What I found hard to adopt to was city life. Everybody was bustling around on the train. I had never been on trains in my life before. After being brought up in the country, it was like being jailed.
I got a job in Woolworths. The pay was many times more the pay in Ireland. I was on the bread counter. I didn’t last long because I got pregnant right away and I was sick and it was hot.
I remember going to my doctor and he said to me, “good on ya”. I came home and said to Michael, “how did he know my name in Irish? Good Onya”. Onya is Anna in Irish. These expressions are so different!
We stayed in the unit for six months. This (current home) was the first house we looked at and bought it. Paul was born in the September but he had a major heart condition and a cleft lip. For the next two years my life was devoted to him and I kind of took a hatred to Australia. I missed my family and the culture and [was] with a very sick little child. I knew nothing about babies. I had nobody which is very hard when you’re in a strange country.

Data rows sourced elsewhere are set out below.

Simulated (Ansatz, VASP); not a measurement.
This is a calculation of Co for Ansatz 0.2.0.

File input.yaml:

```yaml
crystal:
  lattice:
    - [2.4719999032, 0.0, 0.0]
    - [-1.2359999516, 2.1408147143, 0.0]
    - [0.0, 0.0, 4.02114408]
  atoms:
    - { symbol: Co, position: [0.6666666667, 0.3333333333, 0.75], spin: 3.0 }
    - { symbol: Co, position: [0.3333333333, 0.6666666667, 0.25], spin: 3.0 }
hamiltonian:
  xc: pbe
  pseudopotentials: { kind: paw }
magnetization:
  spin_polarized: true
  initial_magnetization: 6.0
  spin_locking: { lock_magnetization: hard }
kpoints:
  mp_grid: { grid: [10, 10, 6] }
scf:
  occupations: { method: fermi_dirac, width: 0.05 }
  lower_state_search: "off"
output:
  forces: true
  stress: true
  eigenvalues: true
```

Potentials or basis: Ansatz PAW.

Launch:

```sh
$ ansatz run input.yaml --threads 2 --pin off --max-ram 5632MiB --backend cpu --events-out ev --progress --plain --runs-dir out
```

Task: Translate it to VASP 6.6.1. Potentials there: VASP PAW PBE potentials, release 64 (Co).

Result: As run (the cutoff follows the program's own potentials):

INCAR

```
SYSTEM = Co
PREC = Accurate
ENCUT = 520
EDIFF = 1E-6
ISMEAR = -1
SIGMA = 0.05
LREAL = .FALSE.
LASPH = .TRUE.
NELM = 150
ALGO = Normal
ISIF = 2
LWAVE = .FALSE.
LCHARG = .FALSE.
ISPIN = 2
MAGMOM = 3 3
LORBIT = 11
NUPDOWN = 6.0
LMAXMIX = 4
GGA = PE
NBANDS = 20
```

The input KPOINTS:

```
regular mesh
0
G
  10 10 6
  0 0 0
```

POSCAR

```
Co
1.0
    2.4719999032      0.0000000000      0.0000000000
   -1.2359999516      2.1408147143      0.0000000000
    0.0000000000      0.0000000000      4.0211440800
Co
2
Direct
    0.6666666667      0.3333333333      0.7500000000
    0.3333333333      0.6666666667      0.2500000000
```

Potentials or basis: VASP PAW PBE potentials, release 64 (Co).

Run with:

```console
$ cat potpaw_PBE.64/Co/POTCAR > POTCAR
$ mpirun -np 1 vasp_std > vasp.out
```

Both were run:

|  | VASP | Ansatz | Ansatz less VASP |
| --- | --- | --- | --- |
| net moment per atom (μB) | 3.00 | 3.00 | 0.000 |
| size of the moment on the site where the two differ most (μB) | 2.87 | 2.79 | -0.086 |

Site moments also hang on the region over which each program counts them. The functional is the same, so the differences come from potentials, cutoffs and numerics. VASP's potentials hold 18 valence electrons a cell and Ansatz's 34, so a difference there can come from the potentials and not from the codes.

But there’s one thing I remember. One day this fellow came to the door. He was English and says, “how do you like it?”. I said, “I hate it. I’m kind of living between two countries”. He said he was doing the same but that we’re silly. We have to make up our minds and live in one country or another. And do you know, I’ve never forgot his words and he’s right, you have to make the best at wherever you are. So that was the start of me settling in Australia with a few words from a complete stranger at the door!
After two years we lost Paul, he died after a major operation. I always wanted another little boy but it just wasn’t meant to be. We’re blessed with six beautiful girls. Because I was rearing six children I was not able to enter the workforce and childminded here [at home] for about 16 years. I looked after other children with my own, mostly the teachers’ children from Willoughby Public School. You’d be recommended by word of mouth.
The children made friends at school and you make friends in the church. Everything started to come together. I don’t think I’d ever go back to live in Ireland again. I couldn’t take the damp and the cold.
I went in 1980 back to Ireland to see my mum and found a vast change. I wouldn’t even have known my brothers; [they] were teenagers [when I left] and when I went home again, they were 30.
I don’t think Mam ever forgive me. She said, “it’s about time you come home to see your poor old mother”. My father was lovely, he drove me everywhere and prepared the house and Mum’s attitude was, “why are you going to all that nonsense?”. She didn’t mean it, she was heartbroken that there was no chance of me ever coming back.
Do you know, my girls said to me too, “Mummy, you always put us down”. I can understand my mother now but I’ve tried not to be like that to my girls. If they want to live in England or France, that’s their life.
Oh I love it here. I really do. It’s a great country and the people are lovely. It was just me, it wasn’t the people here. I can’t explain how it is when you emigrate and have a sick child.
[I still miss] the sense of humour and the simple fun back home. It’s probably changed now, but at that time, it was so simple and just fun. As I say, completely different types of people live in the country and the city. I will probably always call Ireland, the land of my birth, home. But when I’m in Ireland, I call Australia home!